Review: Let’s Play White

By Jesse Bullington

Burke, Chesya. Let’s Play White. Apex Publications (April 26, 2011). USD $15.95, paperback. ISBN-13: 978-1937009991.

Chesya Burke’s powerful debut short story collection, Let’s Play White, begins with Paul Laurence Dunbar’s poem, Lyrics of a Lowly Life, a bleak and haunting, yet beautiful, piece that perfectly sets the tone for the stories that follow. Burke’s writing fluctuates from beguilingly plain language to the lush and the lyrical, and her plots range from the supernatural to the mundane, yet there is a constant to the pieces: an unflinching examination of humanity. There will be readers who find Burke’s stories to be bleak, and that is undoubtedly true of several in this collection, but to simply label them such does a profound disservice to the author. If these stories are bleak, particularly where race relations in America are concerned, it is because Burke writes with a heartbreaking authenticity, and that is where the true horror in this collection comes out – not from stock horror ghouls or torture-porn set pieces, but from the realness of Burke’s vision. These stories sing with their language, but they also pack a vicious sting with their insight.

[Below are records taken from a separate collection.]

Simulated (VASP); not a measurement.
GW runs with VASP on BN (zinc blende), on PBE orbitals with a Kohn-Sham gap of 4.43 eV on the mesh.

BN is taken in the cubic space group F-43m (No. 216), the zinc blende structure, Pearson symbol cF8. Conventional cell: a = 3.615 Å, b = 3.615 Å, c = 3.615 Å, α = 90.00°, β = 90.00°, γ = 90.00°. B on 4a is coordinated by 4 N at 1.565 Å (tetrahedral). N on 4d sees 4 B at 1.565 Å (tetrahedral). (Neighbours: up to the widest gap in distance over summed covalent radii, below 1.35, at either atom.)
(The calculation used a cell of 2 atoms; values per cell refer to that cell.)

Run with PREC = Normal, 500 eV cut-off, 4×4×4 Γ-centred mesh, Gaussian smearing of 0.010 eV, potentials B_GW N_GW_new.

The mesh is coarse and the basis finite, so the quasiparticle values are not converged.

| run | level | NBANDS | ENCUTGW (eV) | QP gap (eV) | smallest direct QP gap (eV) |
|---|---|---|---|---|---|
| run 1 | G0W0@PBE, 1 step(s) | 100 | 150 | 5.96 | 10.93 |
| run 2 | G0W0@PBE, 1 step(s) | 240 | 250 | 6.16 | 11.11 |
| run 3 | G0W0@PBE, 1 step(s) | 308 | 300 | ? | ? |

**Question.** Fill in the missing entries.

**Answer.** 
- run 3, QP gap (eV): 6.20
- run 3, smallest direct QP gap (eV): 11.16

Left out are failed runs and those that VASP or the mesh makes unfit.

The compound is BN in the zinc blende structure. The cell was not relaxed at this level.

The collection opens with “Walter and the Three-Legged King”, from whence the title of the book is pulled. It’s a brutal story of desperation and futility in an urban hell, one where the intrusion of the supernatural into proceedings actually alleviates some of the pain of the piece, replacing it with a numbing horror that is shared by protagonist and reader alike.

As with several pieces in the collection, such as “The Light of Cree”, how much is real and how much could be explained as madness or metaphor is left ambiguous, to fine result. Recalling Toni Cade Bambara’s classic The Salt Eaters, the otherwordly in Burke’s writing is sometimes of questionable corporality, but even as literary device, it will thrill fans of the weird. On odd occasion, Burke’s symbolism can be a little heavy-handed, but, more often than not, it succeeds wildly.
Other stories, such as “Chocolate Park” and “CUE: Change”, are much more overt in their use of the supernatural. Both of these pieces play with the trope of zombies, but in radically different ways. The former uses them in a more traditional folkloric interpretation, whereas the latter in a more modern fashion…but in both cases, the social metaphors are present and poignant.

Some of the pieces that cut the sharpest are Burke’s historically-set tales, where her unobtrusive period details provide a quietly brilliant backdrop. “I Make People Do Bad Things”, for example, features the notorious numbers queen Stephanie St. Clair, and positively pulses with the sights and sounds of Depression-era Harlem…yet its story of too-human ruthlessness is timeless.

Then there are stories that shine with a sense of hope, even through the gloom of hard realities, such as the novella, “The Teachings and Redemption of Ms. Fannie Lou Mason”, that concludes the collection. That Burke starts her storytelling in the abject apartment of Walter, yet concludes in the open air with Leona and Iona, twin inheritors of Burke’s brand of conjure, proves that, for all the hurt and heartache infesting the world, there are also possibility and wonder to be found, for those willing to work for it.

At times, Burke reads like a cross between Ernest J. Gaines and Shirley Jackson. Yet, as is always the case with promising authors, she has already established a voice of her own, one that cannot be defined as a simple amalgamation of other writers. She is Chesya Burke, a gifted, fearless author who has her own stories to tell, stories of cruelty and oppression, but also of hope, strength, and perseverance. We would do well to listen.